Command line arguments.
@ARGV array. Each command-line argument goes into a separate element of the @ARGV array.

printf for Formatted Output
printf "%15s %5d %10.2f\n", $s, $n, $r;
prints $s in a 15-character field, then space, then $n as a decimal integer in a 5-character field, then another space, then $r as a floating-point value with 2 decimal places in a 10-character field, and finally a newline.

Regular Expressions


if (/abc/) {
    print $_;
}

while (<>) {
    if (/ab*c/) {
        print $_;
    }
}

Single-Character Patterns

the dot ".". This matches any single character except newline (\n). For example, the pattern /a./ matches any two-letter sequence that starts with a and is not "a\n".

/[abcde]/ #matches a string containing any one of the first five letters of the lowercase alphabet
/[aeiouAEIOU]/ #matches any of the five vowels in either lower- or uppercase. 
[0-9] #match any single digit
[0-9\-]         # match 0-9, or minus
[a-z0-9]        # match any single lowercase letter or digit
[a-zA-Z0-9_]    # match any single letter, digit, or underscore
[^0-9]        # match any single non-digit
[^aeiouAEIOU] # match any single non-vowel
[^\^]         # match single character except an up-arrow

\d (a digit) [0-9]    \D (digits, not!) [^0-9]

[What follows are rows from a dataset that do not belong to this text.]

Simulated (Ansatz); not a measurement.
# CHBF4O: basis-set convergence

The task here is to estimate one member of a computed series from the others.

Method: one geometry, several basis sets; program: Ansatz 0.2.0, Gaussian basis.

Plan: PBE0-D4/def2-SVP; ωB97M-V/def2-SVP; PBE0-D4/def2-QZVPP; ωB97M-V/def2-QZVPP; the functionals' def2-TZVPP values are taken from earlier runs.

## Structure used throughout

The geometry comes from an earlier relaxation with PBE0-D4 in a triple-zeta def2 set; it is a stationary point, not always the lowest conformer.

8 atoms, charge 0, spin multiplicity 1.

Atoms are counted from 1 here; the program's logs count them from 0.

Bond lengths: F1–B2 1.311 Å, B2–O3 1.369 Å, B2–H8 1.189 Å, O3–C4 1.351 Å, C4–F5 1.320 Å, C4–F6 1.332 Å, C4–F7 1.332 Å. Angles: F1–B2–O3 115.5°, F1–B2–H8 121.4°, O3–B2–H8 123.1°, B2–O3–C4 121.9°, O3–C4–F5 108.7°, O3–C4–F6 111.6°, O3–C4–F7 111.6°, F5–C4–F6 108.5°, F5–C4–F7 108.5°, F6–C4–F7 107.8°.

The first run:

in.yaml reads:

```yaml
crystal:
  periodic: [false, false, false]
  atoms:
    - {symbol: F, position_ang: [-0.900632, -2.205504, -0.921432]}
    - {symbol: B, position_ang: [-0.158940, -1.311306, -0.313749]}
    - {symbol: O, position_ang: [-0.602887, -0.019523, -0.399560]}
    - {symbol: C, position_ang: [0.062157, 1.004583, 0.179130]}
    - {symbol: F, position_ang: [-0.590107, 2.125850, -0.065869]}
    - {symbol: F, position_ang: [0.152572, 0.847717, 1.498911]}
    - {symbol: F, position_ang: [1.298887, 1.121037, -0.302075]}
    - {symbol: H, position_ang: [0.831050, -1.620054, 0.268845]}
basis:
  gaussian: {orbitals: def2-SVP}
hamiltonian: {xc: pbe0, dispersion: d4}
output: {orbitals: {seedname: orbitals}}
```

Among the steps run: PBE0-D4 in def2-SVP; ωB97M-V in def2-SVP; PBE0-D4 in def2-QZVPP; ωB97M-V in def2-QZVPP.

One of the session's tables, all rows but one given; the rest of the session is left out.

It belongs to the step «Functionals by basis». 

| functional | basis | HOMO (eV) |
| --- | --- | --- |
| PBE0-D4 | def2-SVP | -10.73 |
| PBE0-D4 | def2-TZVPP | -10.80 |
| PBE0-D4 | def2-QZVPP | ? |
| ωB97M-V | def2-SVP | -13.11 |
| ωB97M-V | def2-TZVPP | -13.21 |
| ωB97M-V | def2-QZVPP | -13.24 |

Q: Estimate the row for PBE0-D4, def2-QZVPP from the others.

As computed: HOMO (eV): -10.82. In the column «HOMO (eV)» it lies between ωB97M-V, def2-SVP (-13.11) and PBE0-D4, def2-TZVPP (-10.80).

\w (word char) [a-zA-Z0-9_]  \W (words, not!) [^a-zA-Z0-9_]

\s (space char) [ \r\t\n\f]  \S (space, not!) [^ \r\t\n\f]
The \d pattern matches one "digit." The \w pattern matches one "word character",The \s pattern matches one "space" (whitespace)
 \W matches one character that can't be in an identifier, \S matches one character that is not whitespace (including letter, punctuation, control characters, and so on), and \D matches any single nondigit character.

Grouping Patterns

 Multipliers
  The asterisk(*) indicates zero or more of the immediately previous character (or character class).
  The plus sign (+), meaning one or more of the immediately previous character
  The question mark (?), meaning zero or one of the immediately previous character
 For example, the regular expression /fo+ba?r/ matches an f followed by one or more o's followed by a b, followed by an optional a, followed by an r.

Parentheses as memory
/fred(.)barney\1/;
matches a string consisting of fred, followed by any single non-newline character, followed by barney, followed by that same single character. So, it matches fredxbarneyx, but not fredxbarneyy. 

Alternation
a|b|c. This means to match exactly one of the alternatives (a or b or c in this case)

Anchoring Patterns

The \b anchor requires a word boundary at the indicated point for the pattern to match.
/fred\b/;     # matches fred, but not frederick
/\bmo/;       # matches moe and mole, but not Elmo
/\bFred\b/;   # matches Fred but not Frederick or alFred
/\b\+\b/;     # matches "x+y" but not "++" or " + "
/abc\bdef/;   # never matches (impossible for a boundary there)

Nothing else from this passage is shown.